Continued Fractions Calculator
Convert rational numbers to continued fraction representation and compute convergents
A continued fraction represents a number as a sequence of integer quotients. For a rational number p/q, the algorithm repeatedly divides and takes remainders (similar to the Euclidean algorithm).
- Divide the numerator by the denominator to get the integer part (a₀)
- Take the reciprocal of the fractional remainder
- Repeat until the remainder is zero
- The sequence [a₀; a₁, a₂, ...] is the continued fraction representation
Convergents are computed using the recurrence relations:
- pₙ = aₙ × pₙ₋₁ + pₙ₋₂
- qₙ = aₙ × qₙ₋₁ + qₙ₋₂
Applications: Approximating irrational numbers (π ≈ 355/113), cryptography, solving Pell equations, calendar calculations, and gear ratio design.

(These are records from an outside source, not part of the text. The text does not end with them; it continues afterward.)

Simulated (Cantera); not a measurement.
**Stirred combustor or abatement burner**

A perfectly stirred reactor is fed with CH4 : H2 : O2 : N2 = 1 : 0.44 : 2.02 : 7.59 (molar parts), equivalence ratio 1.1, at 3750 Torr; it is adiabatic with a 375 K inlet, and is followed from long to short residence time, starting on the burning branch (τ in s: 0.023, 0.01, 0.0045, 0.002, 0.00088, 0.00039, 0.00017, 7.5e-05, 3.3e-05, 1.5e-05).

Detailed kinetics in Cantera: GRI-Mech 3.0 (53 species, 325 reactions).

Famous Example: The fraction 355/113 is an excellent approximation of π, accurate to 6 decimal places. Its continued fraction is [3; 7, 16].
What is a continued fraction?
A continued fraction represents a number as a sequence of integer quotients: a0 + 1/(a1 + 1/(a2 + 1/(a3 + ...))). Every rational number has a finite continued fraction, while irrationals have infinite ones. For example, 3.14159... = [3; 7, 15, 1, 292, ...].
Why are continued fractions useful?
Continued fractions provide the best rational approximations to any real number. The convergents (partial evaluations) give increasingly accurate fractions with small denominators. For example, 22/7 and 355/113 are famous approximations to pi derived from its continued fraction.
What is a convergent in continued fractions?
A convergent is a rational number obtained by truncating the continued fraction at some point. Each convergent is the best rational approximation with denominator not exceeding that of the convergent. They alternate between overestimates and underestimates of the true value.
How are continued fractions related to the Euclidean algorithm?
The Euclidean algorithm for finding GCD naturally produces the continued fraction representation. The quotients in each step of the algorithm become the terms of the continued fraction. This connection makes continued fractions fundamental in number theory.